My wife is a Lincolnshire county councillor and I have used her as a researcher. I have had the opportunity to talk to Chris Miller who is the principal rights of way and access officer on Lincolnshire County Council. He gave me some interesting information on how a typical county council is dealing with these things. Lincolnshire has a total of 159 cases, of which 138 are from direct applications from the public. Others were initiated by the county council following the discovery of evidence by the authority. The oldest of these cases date back to 1983. In 2007-08, the authority completed just 23 cases but received 10 new claims. The backlog is clearing only slowly. The process is slow and not working particularly well.
Timescales for resolution vary depending on whether objections are received. As a rough estimate, it takes about a year for a case to be resolved. However, the authority has some old cases that have not significantly progressed for a number of years. It receives approximately 50 requests a year. Many people who make a request are put off by the fee or their request does not meet the statutory or local criteria for acceptance.
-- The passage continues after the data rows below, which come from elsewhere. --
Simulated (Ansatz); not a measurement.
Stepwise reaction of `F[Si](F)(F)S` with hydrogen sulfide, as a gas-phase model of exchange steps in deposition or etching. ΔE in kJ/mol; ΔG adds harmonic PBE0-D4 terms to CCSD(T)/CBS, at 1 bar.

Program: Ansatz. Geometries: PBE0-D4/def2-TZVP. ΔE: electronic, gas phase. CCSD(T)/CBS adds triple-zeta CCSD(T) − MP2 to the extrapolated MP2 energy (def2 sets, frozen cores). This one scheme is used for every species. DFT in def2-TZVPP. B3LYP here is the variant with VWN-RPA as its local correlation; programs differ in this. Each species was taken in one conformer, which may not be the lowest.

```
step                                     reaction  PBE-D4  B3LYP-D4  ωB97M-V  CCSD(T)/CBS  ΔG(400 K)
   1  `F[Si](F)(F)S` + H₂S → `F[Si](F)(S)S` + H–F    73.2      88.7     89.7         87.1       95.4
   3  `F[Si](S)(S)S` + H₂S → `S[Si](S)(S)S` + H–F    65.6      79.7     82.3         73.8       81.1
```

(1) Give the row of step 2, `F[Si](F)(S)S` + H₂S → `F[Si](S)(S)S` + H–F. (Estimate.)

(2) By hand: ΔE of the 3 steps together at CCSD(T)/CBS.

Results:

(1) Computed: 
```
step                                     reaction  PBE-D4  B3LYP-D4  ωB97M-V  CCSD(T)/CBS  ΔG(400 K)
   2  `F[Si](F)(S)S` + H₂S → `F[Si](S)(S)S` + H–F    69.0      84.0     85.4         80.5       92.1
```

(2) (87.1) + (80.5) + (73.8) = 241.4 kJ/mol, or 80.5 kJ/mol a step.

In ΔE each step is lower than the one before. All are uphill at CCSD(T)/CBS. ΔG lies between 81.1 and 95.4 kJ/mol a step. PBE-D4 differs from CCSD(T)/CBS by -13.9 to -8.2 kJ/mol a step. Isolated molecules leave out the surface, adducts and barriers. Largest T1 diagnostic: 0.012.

The briefing, for which I am grateful to Chris Miller, paints a picture of a process that is not working well. That is not because the department is badly funded. Obviously, all local authority departments are finding things tight when they want to be generous with funds, but this department is relatively well funded. Lincolnshire is a rural county and has probably more than its fair share of rural footpaths.
The picture that the noble Lord, Lord Greaves, has presented to us shows that the task is complex and burdensome. That is not likely to be resolved in the absence of primary legislation to simplify the process. However, knowing the Government’s position on legislative timetables, I think that it is unlikely that we will see any such legislation. I would be interested to know what the Minister proposes to do in the interim to make the project much less bureaucratic. Amanda Earnshaw, a project manager for the Discovering Lost Ways scheme, which was set up by Natural England, said:
“What should have been a sensible process has got itself mired in bureaucracy and as yet we haven’t got any more rights of way on the map”.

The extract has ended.